Sunday, January 25, 2009

Understanding God: all knowing not predestination

Every once in a while I don't mind a dash of Calvinism because they are healthy reminders that there is a real, genuine terrible hell, and that people really do go to an actual hell. Too many moderns do not preach fear of going to hell enough, to be honest. So sometimes I joke that we need some fire and brimstone preaching about hell from Calvinists.

However, there is a very fundamental error in Calvinism (beside the whole Protestant split from Catholicism quarrel) that needs clearing up. Calvin and his followers believe in "predestination," which is the cause of much of the historic antagonism between Calvinism and Catholicism. Catholics assert that there is free will, where people choose whether or not to sin, and thus must bear the consequences of sin. Calvinists believe that all of this is "predetermined" before one is born, and thus one is born to either be saved to heaven or doomed to hell, no matter what that person does.

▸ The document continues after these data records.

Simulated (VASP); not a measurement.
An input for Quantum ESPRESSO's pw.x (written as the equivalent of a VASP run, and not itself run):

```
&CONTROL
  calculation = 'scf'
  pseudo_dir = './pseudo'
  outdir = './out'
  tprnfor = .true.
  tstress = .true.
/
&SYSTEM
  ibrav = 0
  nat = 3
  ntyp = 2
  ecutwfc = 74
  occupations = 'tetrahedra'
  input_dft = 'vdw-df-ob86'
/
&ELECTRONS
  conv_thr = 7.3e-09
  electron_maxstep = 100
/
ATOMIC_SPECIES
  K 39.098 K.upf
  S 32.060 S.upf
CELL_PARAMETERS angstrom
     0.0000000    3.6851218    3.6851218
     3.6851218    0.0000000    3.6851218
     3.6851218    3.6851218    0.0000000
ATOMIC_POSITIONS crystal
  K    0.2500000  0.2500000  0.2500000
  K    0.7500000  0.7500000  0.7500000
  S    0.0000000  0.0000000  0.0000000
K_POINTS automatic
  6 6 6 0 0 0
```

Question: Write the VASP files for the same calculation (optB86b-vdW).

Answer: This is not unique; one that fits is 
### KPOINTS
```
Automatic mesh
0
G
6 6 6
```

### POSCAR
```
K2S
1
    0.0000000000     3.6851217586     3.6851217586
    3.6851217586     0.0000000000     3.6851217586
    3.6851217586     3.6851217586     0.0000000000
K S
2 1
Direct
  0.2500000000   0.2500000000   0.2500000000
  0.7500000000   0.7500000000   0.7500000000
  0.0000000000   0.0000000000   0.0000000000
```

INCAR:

Predestination is an error and is incorrect. It results from a misunderstanding of God's "all knowing-ness." For those of you new to my blog or new to reading my "understanding God" series, if you follow the label you will be able to read what I have previously written about God's attributes (for lack of a better word), including his knowledge of all that was, all that is, all that will be, and all that could ever be (the answer to every "what if" question), to the minutest level. I discuss how God knows the action, past present and future, of every subatomic particle, no matter how small, every void of space, and all the matter, energy, time and nothingness that ever was, could be (if God had willed it to be), or will be (what he does will). For example, God knows each subatomic particle in one cell of your skin, for example, knowing where each particle came from and where it is going, to the end of time.

Thus God knows the thought of every human being, their intentions, their actions, and also all that they have done and all that they will do. However, there is a great difference between God knowing what one will do throughout life (and thus where one will go after life, when one dies) and predestination. God knows what choices you will make in life, but God still allows you to make those choices, one after the other. If one was genuinely "predestined" to heaven or hell, God would not allow humans to make individual choices about behavior day to day. You would find that you are marching through a script, and that most certainly is not true. So Calvinists believe that a person is going to go to hell, for example, no matter what they do in life, and likewise someone else is destined to heaven. That most assuredly is not true and both God in the Old Testament and Jesus Christ in the New Testament emphasize that one must make continual choices throughout life, to be righteous or to sin. God knows what choices each person will make, but that does not mean that God has made those choices for you.

Each person still has to make individual choices that in sum total are 1) acceptance of the grace of God and 2) are righteous and 3) are genuinely repenting of sin in order to achieve heaven. In other words one has to live life, step by step, decision by decision, and God is not going to make those decisions for you. God knows what you will decide and that is God's "all knowing." However, you still have to live your life and work to make good life affirming decisions, and to shun and regret sin when it does occur.

Think about it with this theoretical. Suppose one felt that he or she was "predestined" for heaven, no matter what he or she did. Would that incline a person to be very mindful of the consequences of their behavior? No, it would not. Likewise a person who thinks they are predestined to hell will not make much of an effort to do what is right. Predestination is such a pernicious and filled with despair attitude that it gave qualms to even some of the most holy of the saints, when they encountered this idea in their youth. What people must remind themselves of is what is in the Bible. From cover to cover, and with plain and loving but stern speech by Jesus Christ himself, the Bible teaches the avoidance of temptation and evil and the choosing of the good. The Bible would not continually teach good choices in life if the fact was that the choices were already made for someone due to "predestination."

So the Calvinists misunderstand the fact that God knows in advance the heart and the deeds of all humans with thus assuming that God has predetermined as in established as a fact where they are going before they are even born. This is simply not true and remember, God created humans in the first place so that they can make choices and be individuals who elect God and love their neighbor. If God wanted robots he would have created really good ones and not have bothered with either humans or angels (who also made their choice whether to serve or to not). God knowing in advance what choices one will make does not mean God requires, forces, or guides one's steps inexorably down that "path" to either heaven or hell. Each human does that all on his or her own, with each step of their life.

Remember too that God would not have given each person guardian angels if the purpose of the angels was just to watch one group march to hell, and the other group to heaven. Angels interact with humans with a continual bias and spirit toward doing the good, doing the best, and resisting temptation. Likewise the Holy Spirit moves constantly among all people, those who are making good choices but especially among those making bad choices, trying to guide them back to the healthy, the good, the loving and the righteous. I hope that you have found this helpful.

Joshua 24:15
And if it seem evil unto you to serve the Lord, choose you this day whom ye will serve, whether the gods which your fathers served that were on the other side of the flood, or the gods of the Amorites in whose land ye dwell: but as for me and my house, we will serve the Lord.